I know nothing of ham radios. However, my elderly uncle, who lives next door to me has a ham radio. He has a very tall antenna. He gets a friend of his to string what looks like to me, an "air fence" around the property. He attaches what he calls a "loop antenna" to my house. This wire is strung through the trees. It doesn't create a complete circle. Is this really necessary?
The loop antenna is a different antenna than the primary antenna. Because the primary antenna and the loop antenna work differently, sometimes one antenna can be used to make contact with another station when the other antenna wouldn't work. Sometimes one antenna will work, sometimes the other antenna will work, and sometimes they both will work. So the loop antenna is probably not strictly necessary. Your uncle probably doesn't need to use both antennas to enjoy ham radio, but having two antennas is more fun for your uncle than having just one antenna.
It is most commonly unnecessary to need a loop antenna to make a (tall) vertical antenna work.

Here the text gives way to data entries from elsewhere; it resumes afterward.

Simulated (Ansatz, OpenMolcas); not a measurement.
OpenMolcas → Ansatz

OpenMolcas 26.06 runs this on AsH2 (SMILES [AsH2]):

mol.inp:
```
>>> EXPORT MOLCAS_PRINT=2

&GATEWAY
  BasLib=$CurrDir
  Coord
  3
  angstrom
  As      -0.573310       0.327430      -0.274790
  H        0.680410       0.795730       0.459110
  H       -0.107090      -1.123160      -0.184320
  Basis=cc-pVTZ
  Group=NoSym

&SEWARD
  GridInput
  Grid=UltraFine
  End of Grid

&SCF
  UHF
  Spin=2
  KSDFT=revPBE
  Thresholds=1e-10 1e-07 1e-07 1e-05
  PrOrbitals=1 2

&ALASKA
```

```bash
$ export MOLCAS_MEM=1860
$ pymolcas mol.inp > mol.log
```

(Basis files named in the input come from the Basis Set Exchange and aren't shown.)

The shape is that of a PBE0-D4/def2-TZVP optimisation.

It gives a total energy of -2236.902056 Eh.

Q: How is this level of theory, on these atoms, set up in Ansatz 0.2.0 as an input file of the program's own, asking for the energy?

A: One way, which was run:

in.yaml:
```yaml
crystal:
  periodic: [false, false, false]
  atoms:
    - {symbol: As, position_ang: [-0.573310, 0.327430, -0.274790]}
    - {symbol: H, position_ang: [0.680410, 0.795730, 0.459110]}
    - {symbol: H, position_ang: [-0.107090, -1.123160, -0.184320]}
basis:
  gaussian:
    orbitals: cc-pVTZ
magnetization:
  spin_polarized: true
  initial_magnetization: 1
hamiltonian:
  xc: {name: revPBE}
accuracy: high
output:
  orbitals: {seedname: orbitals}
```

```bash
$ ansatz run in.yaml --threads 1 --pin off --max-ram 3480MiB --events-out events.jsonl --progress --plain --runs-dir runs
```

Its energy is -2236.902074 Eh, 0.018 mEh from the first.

However, a horizontal loop antenna has a different polarization (like polaroid sunglasses for reflections) and pattern (roughly its aim) than a vertical antenna. And each antenna might be better at receiving signals that match their polarization and directional aim (if any). So having two antennas allows a HAM operator to switch between them and perhaps hear or send signals from or to a different set of far away (or nearby) radio stations.
To receive or transmit lower frequency signals, a loop antenna may need to be of a certain large enough size to work efficiently. Hundreds of feet for the lowest HAM band frequencies.
Also, power lines and stuff inside houses sometime radiate interfering electromagnetic waves. A horizontal loop might pick up less of this electrical noise, making it easier to hear more distant radio stations.